Muslim refugees rest at Baw Du Pha refugee camp in Sittwe, Rakhine State, western Myanmar (AP Photo/Khin Maung Win)
By Kayleigh Long
January 03, 2014
Pressure is mounting for the Myanmar government to ensure full humanitarian access to the Taung Paw IDP camp in Rakhine State’s Myebon Township, with several international bodies decrying the conditions within the camp as “inhumane”.
A joint statement issued on December 30 by the European Union delegation, along with the embassies of Switzerland, Turkey and the United States, has pointed to the “dire humanitarian situation” faced by the camp’s 752 resident families.
Chief among the concerns outlined were the poor living conditions within the camp, including a lack of safe drinking water, limited healthcare services, widespread malnutrition, and the restriction of access beyond camp bounds.
The detrimental impact of the movement restrictions imposed on those in the camp were singled out by UN human rights special rapporteur Tomás Ojea Quintana in February 2013, during a press conference at the conclusion of his visit.
“The Government also needs to address the issue of freedom of movement of people in these camps. Taung Paw camp in Myaybon Township felt more like a prison than a camp. People need to be given greater freedom of movement to engage in economic activity, such as trade and fishing, and to access education and obtain healthcare”, Quintana said.

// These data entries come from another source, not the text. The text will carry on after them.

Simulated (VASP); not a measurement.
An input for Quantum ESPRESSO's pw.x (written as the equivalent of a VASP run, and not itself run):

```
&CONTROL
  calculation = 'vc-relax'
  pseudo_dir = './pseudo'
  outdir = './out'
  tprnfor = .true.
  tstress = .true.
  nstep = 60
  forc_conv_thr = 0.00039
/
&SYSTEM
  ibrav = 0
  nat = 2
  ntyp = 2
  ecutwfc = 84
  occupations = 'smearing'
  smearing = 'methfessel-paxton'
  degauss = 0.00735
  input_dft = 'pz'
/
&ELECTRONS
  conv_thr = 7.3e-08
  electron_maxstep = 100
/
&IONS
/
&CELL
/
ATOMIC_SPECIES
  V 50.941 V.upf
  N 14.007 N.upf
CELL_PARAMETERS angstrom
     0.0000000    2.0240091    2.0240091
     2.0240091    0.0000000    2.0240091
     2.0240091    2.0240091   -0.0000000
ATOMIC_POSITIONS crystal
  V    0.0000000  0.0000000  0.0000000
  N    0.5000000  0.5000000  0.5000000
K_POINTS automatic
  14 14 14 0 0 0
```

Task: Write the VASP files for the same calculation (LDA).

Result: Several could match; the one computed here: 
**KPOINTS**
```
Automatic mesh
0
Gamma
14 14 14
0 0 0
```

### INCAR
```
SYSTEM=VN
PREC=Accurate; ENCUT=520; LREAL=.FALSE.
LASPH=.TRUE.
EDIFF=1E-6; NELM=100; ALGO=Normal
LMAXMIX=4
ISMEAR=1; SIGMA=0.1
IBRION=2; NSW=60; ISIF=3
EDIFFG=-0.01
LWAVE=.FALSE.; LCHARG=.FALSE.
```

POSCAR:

In July 2013, the World Food Programme (WFP) outlined similar concerns, stating that movement restrictions meant camp residents relied almost entirely on aid.
“IDPs have become almost entirely dependent on outside assistance, such as the monthly food rations that WFP has provided to the displaced since June ”, the WFP report read.
The December 30 embassies statement pointed to improved security and an easing of restrictions on international health workers in the camps as measures that could pave the way to improved living conditions.
“The international community calls for increased security to allow camp residents to safely move in and out of the camp, in order to ensure their access to markets and livelihoods, and for international health workers to be allowed to spend the night in camps to increase healthcare access”, the statement said.
A 2013 UNHCR report on critical shelter needs in the region put the Taung Paw camp’s population at 3,900 – the vast majority of which came following the second wave of deadly sectarian violence, in October 2012.
The joint statement from the embassies and EU delegation also highlighted concerns that humanitarian activities in the camp are being hampered by some residents of the Myebon district.
“The international community has received credible reports that local community members in Myebon towship have harassed humanitarian staff and impeded access for humanitarian supplies to the people in need in Taung Paw camp. These actions are unacceptable’, the statement read.
Representatives of the embassies behind the statement say they remain unconvinced by the publicly-stated intentions of local, state and Union-level government groups to allow unimpeded humanitarian access.
“Union-level and local officials alike have publicly vowed to enforce this principle without delay. Despite these promises, we have yet to see effective action. The international community urges authorities to ensure humanitarian access immediately and without further delay to allow aid to reach those in desperate need, and take immediate and firm action against responsible individuals, including those who seek to block humanitarian aid and intimidate, harass, or harm humanitarian workers”.
The groups emphasised their willingness to cooperate with government on an issue they say is of “utmost importance” to regional stability and progress.
“Development assistance and inward investment to Rakhine State, for the benefit of all communities, will only come when situations like that in Myebon are adequately addressed.”